LINK: Learning Instance-level Knowledge from Vision-Language Models for Human-Object Interaction Detection¶
Conference: ICLR 2026
OpenReview: https://openreview.net/forum?id=CTdweIFocz
Code: To be confirmed
Area: Human Understanding / Human-Object Interaction Detection
Keywords: HOI Detection, Vision-Language Models, Knowledge Distillation, Zero-shot, Open-vocabulary, Geometric Encoding
TL;DR¶
LINK utilizes a plug-and-play two-stage HOI detection framework comprising a "geometric encoder + VLM linking decoder," supplemented by a progressive learning strategy under a teacher-student paradigm. By converting sparse HOI annotations into dense supervision covering all human-object pairs, it achieves SOTA performance across fully-supervised, zero-shot, and open-vocabulary settings.
Background & Motivation¶
Background: Human-Object Interaction (HOI) detection aims to parse images into <human, action, object> triplets, serving as a fundamental task for robotics and abnormal behavior analysis. Recent works have integrated pre-trained Vision-Language Models (VLMs) like CLIP into HOI detection, leveraging their strong image-text alignment to improve the recognition of rare or unseen interactions, thereby advancing zero-shot and few-shot HOI detection.

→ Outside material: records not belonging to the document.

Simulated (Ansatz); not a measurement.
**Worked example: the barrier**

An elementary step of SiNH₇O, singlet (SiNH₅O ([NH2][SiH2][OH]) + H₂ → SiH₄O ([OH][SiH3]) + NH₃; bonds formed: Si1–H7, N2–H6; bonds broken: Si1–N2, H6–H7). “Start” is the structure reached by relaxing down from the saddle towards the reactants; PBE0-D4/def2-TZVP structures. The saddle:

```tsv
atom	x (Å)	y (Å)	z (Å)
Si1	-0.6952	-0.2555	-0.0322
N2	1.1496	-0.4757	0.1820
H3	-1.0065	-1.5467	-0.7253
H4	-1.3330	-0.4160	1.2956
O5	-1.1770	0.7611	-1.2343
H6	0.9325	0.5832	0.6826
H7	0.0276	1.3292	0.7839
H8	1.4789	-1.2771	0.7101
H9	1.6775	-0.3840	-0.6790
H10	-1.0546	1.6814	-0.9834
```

Limitations of Prior Work: The authors point out two long-standing contradictions. First is the antinomy between specialization and generalization—specialized architectures perform strongly on fully-supervised benchmarks but collapse in zero-shot or cross-domain scenarios; conversely, zero-shot methods often involve lightweight modifications to CLIP that recognize new categories well but cannot compete with specialized models in fully-supervised settings. Second is sparse supervision—while humans and objects form a dense interaction graph in an image, Ground Truth (GT) only labels a few edges (positive pairs), leaving many "valid but unlabeled positive pairs" and "informative negative samples" wasted.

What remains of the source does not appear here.